The Air Force released its Arctic Strategy Tuesday. Photo by Dennis Hoffman/U.S. Air Force
July 21 (UPI) -- On Tuesday the U.S. Air Force released its new strategy for adapting to changing conditions in the Arctic region.
"The Arctic is among the most strategically significant regions of the world today - the keystone from which the U.S. Air and Space Forces exercise vigilance," said Air Force Secretary Barbara Barrett in an Air Force press release. "This Arctic Strategy recognizes the immense geostrategic consequence of the region and its critical role for protecting the homeland and projecting global power."
The strategy is broken down into four "coordinated lines of effort" the Air and Space Forces intend to employ in the region: vigilance in all domains, projecting power through a combat-credible force, cooperation with allies and partners and preparation for Arctic operations.
"Historically, the Arctic, like space, was characterized as a predominantly peaceful domain," Barrett said Tuesday during a discussion hosted by the Atlantic Council. "This is changing with expanded maritime access, newly discovered resources and competing sovereign interests."
That includes monitoring potential threats, including air and missile threats in the region and controlling the satellite network that delivers space capabilities to partners as well as U.S. commands and providing the capability to reach remote northern locations with equipment like ski-equipped LC-130s that can land on ice.
"Our unique positioning in locations like Alaska, Canada and Greenland are integrated with multi-domain combat power," said Air Force Chief of Staff Gen. David L. Goldfein. "These locations harness powerful capabilities, and their unwavering vigilance to protecting the homeland represent a strategic benefit that extends well beyond the region itself."
The strategy also describes working with allies throughout the region, including indigenous communities -- as well as specialized training and acclimation by both personnel and materiel.

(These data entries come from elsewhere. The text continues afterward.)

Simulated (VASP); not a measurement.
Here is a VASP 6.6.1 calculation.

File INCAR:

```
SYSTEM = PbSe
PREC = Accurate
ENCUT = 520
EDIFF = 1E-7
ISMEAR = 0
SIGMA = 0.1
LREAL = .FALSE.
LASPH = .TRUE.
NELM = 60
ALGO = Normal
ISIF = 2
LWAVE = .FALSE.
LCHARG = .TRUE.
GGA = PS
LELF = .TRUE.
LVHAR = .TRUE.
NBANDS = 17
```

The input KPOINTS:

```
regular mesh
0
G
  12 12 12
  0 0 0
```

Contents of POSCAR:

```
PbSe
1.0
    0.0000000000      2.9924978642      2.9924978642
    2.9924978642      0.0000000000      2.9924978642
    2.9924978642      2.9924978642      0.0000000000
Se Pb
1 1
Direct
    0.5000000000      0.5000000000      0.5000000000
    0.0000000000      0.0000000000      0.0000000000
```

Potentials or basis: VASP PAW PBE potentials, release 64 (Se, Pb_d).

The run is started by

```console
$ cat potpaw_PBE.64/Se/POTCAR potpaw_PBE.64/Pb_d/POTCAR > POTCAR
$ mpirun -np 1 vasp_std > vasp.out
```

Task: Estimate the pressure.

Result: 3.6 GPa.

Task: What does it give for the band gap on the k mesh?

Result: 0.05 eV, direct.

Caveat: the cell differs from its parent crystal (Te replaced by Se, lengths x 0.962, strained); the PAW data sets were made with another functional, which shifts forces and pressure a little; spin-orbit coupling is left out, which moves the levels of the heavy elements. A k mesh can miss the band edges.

"Spanning the first airplane flights in Alaska in 1913 to today's fifth-generation aircraft and sophisticated space monitoring systems operating in the region, the Arctic has consistently remained a location of strategic importance to the United States," Barrett said. "While the often harsh weather and terrain there call for appropriate preparations and training, Airmen and Space Professionals remain ready to bring the nation's Arctic air and space assets to bear to support the National Defense Strategy and protect the U.S. homeland."